It’s not uncommon for pastors of small churches in small towns to moonlight at another job to make ends meet. Usually, though, that other job isn’t as a professional wrestler. Or as a masked vigilante taking it right to the crooks.

But that is exactly Chris Samuels’ life.

Chris suffered at the hands of bullies as a boy, and he suffered when his father abandoned his family. So little Chris sought solace in the bigger-than-life world of televised professional wrestling. He’s so enamored that he grows up to be a professional wrestler known as the Saint. But while pro wrestling is often accused of being a highly scripted and choreographed gimmick, Chris’ faith certainly isn’t. So much so that he’s willing to walk away from all the masked mayhem in the ring to tackle some mainline mayhem in the pulpit of a small church, Westside Baptist, in economically downtrodden, crime-ridden Rolling Spring, Mich.

Chris, along with his wife, Michelle, and their precocious grade-schooler, Carrie, are convinced they can turn around a church that’s forced out two previous pastors in quick succession. But a host of travails—from maintenance problems to Chris’ lackluster preaching style to a manipulative church member—soon erode the weary wrestler’s confidence and leadership.

Amid those struggles, two other things happen. Church matriarch Miss Edna takes Chris to a professional wrestling match in town where Chris impulsively finds himself donning his Saint mask to help another grappler being pummeled by the Saint’s meanspirited former nemesis, the Reaper. And after the spontaneous two-on-one bout, Chris also comes to the aid of a prostitute being beaten by her pimp on the street, giving her abuser a savage lashing.

Chris’ unexpected return to fighting—in the ring and on the streets as he battles crime as a vigilante do-gooder—energizes his sense of calling at church. But the wrestler/pastor/crime-fighter makes enemies along the way that have to be dealt with … as does the fact that this seemingly mild-mannered preacher is now cloaking some big secrets from his family and congregation.

Positive Elements

Chris’ life preaches this singular message: Drum up the courage to do the right thing, even when it’s hard.

Miss Edna intuitively understands that Chris has some deep wounds from his childhood that need to be dealt with. She tells him (after he heals from an injury suffered in what’s supposedly his last professional bout before he becomes a pastor), “You’ve healed your leg, but I want you to remember that the heart can be healed, too.” Other wisdom from Miss Edna includes her reminder, “The world can only be changed by our actions.”

Chris calls out his next-door neighbor for abusing his wife, and a pretty tense confrontation between the two men results in a change in the offender’s heart. Chris and his new flock work together to raise the necessary money to keep things going at the church.

Spiritual Elements

Over and over again, Chris, his wife and others have to decide whether to keep on believing in the face of adversity. And ultimately they hold on to their faith. Miss Edna says, “The Lord loves anyone who fights for what he knows is right.”
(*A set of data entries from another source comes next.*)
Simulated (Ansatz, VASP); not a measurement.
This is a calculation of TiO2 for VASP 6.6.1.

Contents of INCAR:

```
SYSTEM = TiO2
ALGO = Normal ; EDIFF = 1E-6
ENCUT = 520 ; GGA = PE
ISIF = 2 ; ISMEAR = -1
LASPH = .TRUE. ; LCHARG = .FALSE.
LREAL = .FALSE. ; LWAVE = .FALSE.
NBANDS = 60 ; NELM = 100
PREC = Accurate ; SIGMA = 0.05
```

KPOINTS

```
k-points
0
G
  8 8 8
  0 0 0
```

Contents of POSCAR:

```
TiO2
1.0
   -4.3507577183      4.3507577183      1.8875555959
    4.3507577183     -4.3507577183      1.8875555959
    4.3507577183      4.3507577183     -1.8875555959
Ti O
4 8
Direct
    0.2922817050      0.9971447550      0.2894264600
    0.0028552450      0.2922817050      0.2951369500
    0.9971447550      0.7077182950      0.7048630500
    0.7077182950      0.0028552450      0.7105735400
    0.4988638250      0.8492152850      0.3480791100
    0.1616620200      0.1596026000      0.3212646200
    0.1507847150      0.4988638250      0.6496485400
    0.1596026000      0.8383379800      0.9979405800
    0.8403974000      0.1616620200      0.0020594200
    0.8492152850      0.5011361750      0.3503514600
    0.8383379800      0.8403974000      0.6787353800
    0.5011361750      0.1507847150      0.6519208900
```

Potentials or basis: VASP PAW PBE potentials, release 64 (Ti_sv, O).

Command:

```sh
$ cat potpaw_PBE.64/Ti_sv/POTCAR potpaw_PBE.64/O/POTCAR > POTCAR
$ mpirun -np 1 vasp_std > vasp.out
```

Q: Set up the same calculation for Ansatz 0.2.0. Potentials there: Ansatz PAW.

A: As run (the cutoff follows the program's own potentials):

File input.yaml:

Chris’ tentatively delivered sermons deal broadly with faith themes. We repeatedly hear a paraphrased version of 1 Corinthians 10:13. Michelle frequently encourages Chris by quoting Scripture or biblical ideas. She says, “Ask and you shall receive” (Matthew 7:7), and warns, “You don’t repay evil with more evil” (1 Peter 3:9). She also reminds him, “The Lord always provides.”

The prostitute being attacked by her pimp tells Chris that his arrival was an answer to prayer. “I was praying to God for help, and then suddenly you were there.” When the woman, Valerie, shows up at church, congregants are visibly aghast and judgmental, giving her mean looks and even physically moving away from her. Chris immediately confronts their Pharisaical attitudes and challenges them to love and accept her—which they quickly do. Valerie in turn recruits her struggling peers on the street to come to church (so much so that their pimp eventually says that Chris has destroyed his entire ill-gotten livelihood).

Ensconced in his new success, Chris briefly swells with unhealthy pride—which, of course, goes before another humbling and resetting fall for him. It’s a character flaw that Miss Edna bravely points out. Edna also gives him her spiritual journal, which brims with life lessons and nuggets of wisdom (“The greatest sermons are the lives we live”) and exhortation (“God has given you a gift, even if you don’t know it yet. Everyone has to find that out for themselves”). But even when God gives us a gift, Edna’s journal later adds, “You have to keep mastering it every single day.”

Chris tells his congregation that prayer must be paired with action if we want to see real change in our lives and in our communities. Near the end, he vows, “I’m going to fight for each of you—the faithless and the faithful. … That’s why I’m here. I’m your own personal fighter. Your fighter for salvation.”

Sexual Content

We briefly glimpse gaudily clad prostitutes. We see one woman “flirting” with someone in a car. Shirtless male wrestlers wear skin-tight leggings. There’s a mild joke about preachers not being allowed to get their wives pregnant.

Violent Content

We see Chris being pushed and hit by a big bully when he’s 7 years old. After watching wrestling on TV, Chris later puts an effective “submission” move on the young thug, turning the tables on him.

Multiple wrestling bouts involve ferocious hits, kicks, punches, body slams, “back-breaker” moves, heads being rammed into turnbuckles and intense submission maneuvers. Chris’ main professional antagonist, the Reaper, is a devilish, Goliath-like opponent who doesn’t play fair and doesn’t pull his punches as is supposed to happen in their scripted “sport.” The Reaper puts a twisting submission move on one of Chris’ legs, resulting in a crunching, rending injury that leaves the Saint writhing in agony. In a rematch, Chris puts a similar move on one of the Reaper’s arms. The big man doesn’t submit until Chris’ move is on the verge of doing similarly serious damage.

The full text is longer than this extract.